0

I am scraping a site and getting info from links on that site, however, many of the links contain accents/french characters. I am unable to get the links for these pages therefore not able to scrape them.

This is the part of the code that gets URLs from start pages

def parse(self, response):

  subURLs = []
  
  partialURLs = response.css('.directory_name::attr(href)').extract()
  

  for i in partialURLs:

   yield response.follow('https://wheelsonline.ca/' + str(i), self.parse_dealers)

And This is the Error that I am getting in the log

yield response.follow('https://wheelsonline.ca/' + str(i), self.parse_dealers)
UnicodeEncodeError: 'ascii' codec can't encode character u'\xe9' in position 58: ordinal not in range(128)

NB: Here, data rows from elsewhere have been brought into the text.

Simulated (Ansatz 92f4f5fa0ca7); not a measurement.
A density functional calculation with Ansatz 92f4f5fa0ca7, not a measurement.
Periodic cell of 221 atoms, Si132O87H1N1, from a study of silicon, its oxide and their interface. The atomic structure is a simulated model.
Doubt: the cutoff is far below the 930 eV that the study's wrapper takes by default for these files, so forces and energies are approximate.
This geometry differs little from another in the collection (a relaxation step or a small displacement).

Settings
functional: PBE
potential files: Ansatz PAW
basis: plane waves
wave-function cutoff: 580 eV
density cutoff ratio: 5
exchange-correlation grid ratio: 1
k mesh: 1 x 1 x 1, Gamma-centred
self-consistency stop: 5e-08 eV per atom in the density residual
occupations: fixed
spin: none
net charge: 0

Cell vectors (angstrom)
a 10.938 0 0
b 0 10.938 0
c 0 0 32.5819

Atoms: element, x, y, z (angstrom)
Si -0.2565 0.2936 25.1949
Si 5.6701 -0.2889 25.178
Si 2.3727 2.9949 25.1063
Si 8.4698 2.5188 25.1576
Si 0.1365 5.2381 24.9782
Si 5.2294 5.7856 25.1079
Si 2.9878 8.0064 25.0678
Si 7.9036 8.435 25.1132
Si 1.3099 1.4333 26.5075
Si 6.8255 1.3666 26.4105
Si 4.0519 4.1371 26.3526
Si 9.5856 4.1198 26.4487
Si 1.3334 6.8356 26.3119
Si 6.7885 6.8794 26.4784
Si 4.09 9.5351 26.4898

Any help is appreciated! Thank you!

1 Answers1

1

Don't use str() to convert that value. Read more about that here: UnicodeEncodeError: 'ascii' codec can't encode character u'\xa0' in position 20: ordinal not in range(128)

However, there is a better way to create URLs like that using Scrapy's built-in urljoin:

yield response.follow(response.urljoin(i), self.parse_dealers)

This will automatically create the full URL based on the current URL plus the relative path.

malberts
  • 2,488
  • 1
  • 11
  • 16